[Beowulf] SPEC CPU 2006 released
Robert G. Brown
rgb at phy.duke.edu
Mon Sep 4 16:18:07 EDT 2006
On Mon, 4 Sep 2006, Joe Landman wrote:
> The most important benchmark is the one that uses the same code you use in
> the way you are going to use it.
True (and I generally agree with everything else Joe said as well except
that I think he meant a one-dimensional projection, or even two, of a
multidimensional function, not really zero).
> Anything else is an entropy generator.
Well, no, not really. They can reduce the entropy of the decision
space, they just don't live in the exact same projectional subspace as
the problem itself, so at most they yield (hopefully important)
components of the expected performance. How important those components
are depends in large part in how close the projections are. A monte
carlo benchmark CAN be a good predictor for other similar monte carlo
programs, not just the one that generated the benchmark. Code that is
bound by a given stream-like linear operation CAN be well-predicted by
stream. The more mixed the code, the more unlike all the component
benchmarks, the less useful.
And to be fair, although people tend to quote e.g. "specint" or "specfp"

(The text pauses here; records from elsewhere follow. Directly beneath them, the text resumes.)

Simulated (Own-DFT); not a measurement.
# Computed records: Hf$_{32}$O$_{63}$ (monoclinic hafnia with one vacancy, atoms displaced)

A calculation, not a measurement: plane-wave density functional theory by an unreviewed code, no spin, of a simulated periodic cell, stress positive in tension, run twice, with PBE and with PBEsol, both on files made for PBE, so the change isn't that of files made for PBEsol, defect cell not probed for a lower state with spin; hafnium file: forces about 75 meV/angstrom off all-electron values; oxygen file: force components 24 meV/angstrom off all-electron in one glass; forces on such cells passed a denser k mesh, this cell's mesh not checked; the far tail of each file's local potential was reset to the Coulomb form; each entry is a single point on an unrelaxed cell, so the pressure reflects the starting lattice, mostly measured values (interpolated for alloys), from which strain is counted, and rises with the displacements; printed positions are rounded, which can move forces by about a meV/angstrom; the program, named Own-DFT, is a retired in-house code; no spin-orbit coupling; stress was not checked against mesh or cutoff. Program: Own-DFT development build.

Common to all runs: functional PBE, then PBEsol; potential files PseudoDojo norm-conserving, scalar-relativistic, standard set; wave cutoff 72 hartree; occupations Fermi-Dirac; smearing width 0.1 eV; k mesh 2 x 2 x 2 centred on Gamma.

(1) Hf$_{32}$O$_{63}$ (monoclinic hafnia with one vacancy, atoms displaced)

performance (which are cumulative/projective) one can go in and look at
performance on the components, which is perhaps more useful if one of
them has a good projective overlap with your task.
None of which changes my agreement with you regarding open source
solutions and performing a fairly systematic search for a good
constellation of macro benchmarks inside a harness that can test YOUR
application in CONCERT with the constellation and perhaps build a
functional performance relationship out of the performance spectrum.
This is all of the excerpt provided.